Skip to content

Experiment exp_pebble_game: Pebble Game Optimizer for Sparse Parity

Date: 2026-03-06 Status: SUCCESS Answers: Can execution reordering (pebble game) reduce energy cost without changing the learning algorithm (SGD)?

Hypothesis

By modeling one training step as a pebble game on a computation DAG and optimizing the topological execution order, we can reduce total energy cost compared to the standard forward-then-backward ordering. Energy is estimated using a tiered memory model: register (5 pJ), L1 (20 pJ), L2 (100 pJ), HBM (640 pJ) per float access.

Config

Parameter Value
n_bits 20
k_sparse 3
hidden 1000
lr 0.1
wd 0.01
max_epochs 30
n_train 500
n_test 200
seed 42
orderings sampled 5,758 unique
L1 capacity 16,384 floats (64 KB)
L2 capacity 65,536 floats (256 KB)

Results

Strategy Energy (uJ) vs Standard Accuracy ARD
Standard 11.00 baseline 98% 45,275
Fused 10.84 -1.5% 57% (BROKEN) 42,248
Per-layer 10.84 -1.5% 57% (BROKEN) 43,329
Optimal pebble 10.76 -2.2% 98% 42,034

Energy distribution over 5,758 sampled orderings:

Statistic Energy (uJ)
Min 10.76
Max 11.08
Mean 10.92
Median 10.92
Std 0.10

Analysis

What worked

  • Optimal pebbling reduces energy by 2.2% while preserving accuracy: the best ordering interleaves small-tensor updates (b2, b1) between backward ops, improving cache residency for medium-sized tensors (W2, dW2, h)
  • Optimal ordering delays large-tensor materialization: dW1 (20,000 floats) and upd_W1 are pushed to the end, keeping the working set smaller during the middle operations
  • The optimal order also achieves the best ARD (42,034), validating that pebble game energy and ARD are correlated

What did not work

  • Fused and per-layer orderings destroy training accuracy (57% = random chance): these orderings update W2 before computing dh = W2^T @ dy, so the backward pass uses already-updated weights. This is a read-after-write hazard on mutable parameters that the basic DAG dependency model fails to capture
  • The improvement window is very narrow (3% between best and worst): because W1 (20,000 floats) always lands in L2 (capacity 65,536) regardless of ordering, and W1 accesses dominate total energy

Key insight: DAG dependencies are insufficient for mutable state

The pebble game DAG captures data-flow dependencies (which tensors must exist before an op runs) but does not capture read-after-write hazards on shared mutable tensors. The upd_W2 operation modifies W2 in place, but bwd_dh reads W2 for backpropagation. The DAG shows no dependency between them because they are on different branches. A correct model must add "anti-dependencies": if op A reads a tensor that op B writes (and A needs the pre-write value), A must precede B.

Energy breakdown by tier

Tier Standard Optimal Notes
Register 0.00 uJ (0.0%) 0.00 uJ (0.0%) Only scalar tensors (loss, dy, b2)
L1 0.30 uJ (2.7%) 0.36 uJ (3.3%) h, h_pre, dh, dW2 when recently accessed
L2 10.70 uJ (97.3%) 10.40 uJ (96.7%) W1 (20K floats) dominates
HBM 0.00 uJ (0.0%) 0.00 uJ (0.0%) Total working set fits in L2

The optimal ordering shifts ~0.3 uJ from L2 to L1 by keeping medium-sized tensors (1,000 floats each) more recently accessed when they are needed.

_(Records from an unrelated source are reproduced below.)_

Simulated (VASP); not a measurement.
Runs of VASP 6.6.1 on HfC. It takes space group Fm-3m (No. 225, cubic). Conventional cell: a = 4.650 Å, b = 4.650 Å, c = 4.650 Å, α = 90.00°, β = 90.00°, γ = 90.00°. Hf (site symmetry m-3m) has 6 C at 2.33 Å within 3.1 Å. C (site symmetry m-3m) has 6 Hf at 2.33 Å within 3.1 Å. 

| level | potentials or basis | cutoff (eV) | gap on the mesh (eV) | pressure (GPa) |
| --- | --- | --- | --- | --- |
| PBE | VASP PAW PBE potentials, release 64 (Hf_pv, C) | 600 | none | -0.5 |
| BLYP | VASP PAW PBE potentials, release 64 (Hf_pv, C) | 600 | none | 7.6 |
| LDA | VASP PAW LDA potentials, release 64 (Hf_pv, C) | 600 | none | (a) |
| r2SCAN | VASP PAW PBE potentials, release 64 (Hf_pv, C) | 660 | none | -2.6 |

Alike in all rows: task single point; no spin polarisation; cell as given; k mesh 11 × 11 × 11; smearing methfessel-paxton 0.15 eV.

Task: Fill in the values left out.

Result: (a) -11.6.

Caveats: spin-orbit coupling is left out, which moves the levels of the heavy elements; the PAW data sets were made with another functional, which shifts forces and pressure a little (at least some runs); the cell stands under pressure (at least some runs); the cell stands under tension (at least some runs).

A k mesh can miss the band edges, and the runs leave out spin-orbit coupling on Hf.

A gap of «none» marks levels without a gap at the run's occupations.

Optimal ordering (the pebble schedule)

 1. fwd_linear1    (read W1, x, b1 -> write h_pre)
 2. fwd_relu       (read h_pre -> write h)
 3. fwd_linear2    (read W2, h, b2 -> write y_hat)
 4. fwd_loss       (read y_hat, y -> write loss)
 5. bwd_loss       (read loss, y_hat, y -> write dy)
 6. bwd_dW2        (read dy, h -> write dW2)
 7. bwd_db2        (read dy -> write db2)
 8. upd_b2         (read b2, db2 -> write b2_new)    <-- small update early
 9. bwd_dh         (read W2, dy -> write dh)          <-- W2 still original
10. bwd_relu       (read dh, h_pre -> write dh_pre)
11. upd_W2         (read W2, dW2 -> write W2_new)    <-- W2 update after bwd_dh
12. bwd_db1        (read dh_pre -> write db1)
13. upd_b1         (read b1, db1 -> write b1_new)
14. bwd_dW1        (read dh_pre, x -> write dW1)     <-- large tensor last
15. upd_W1         (read W1, dW1 -> write W1_new)    <-- largest op last

The key moves vs standard ordering: (a) upd_b2 is pulled forward to step 8, (b) upd_W2 is delayed until after bwd_dh uses W2, (c) bwd_dW1 and upd_W1 (the two 20K-float operations) are pushed to the very end.

Open Questions

  • With larger models (deeper networks), does the improvement from pebble game optimization grow? The working set may exceed L2, putting some tensors in HBM where the cost difference is 6.4x
  • Can anti-dependencies (read-after-write on mutable params) be encoded into the DAG automatically to prevent invalid orderings like fused/perlayer?
  • Would activation checkpointing (recomputation) trade energy for memory and open up more optimization opportunities?
  • For batch training (multiple samples), the pebble game becomes more complex -- does the optimal ordering change?

Files

  • Experiment: src/sparse_parity/experiments/exp_pebble_game.py
  • Results: results/exp_pebble_game/results.json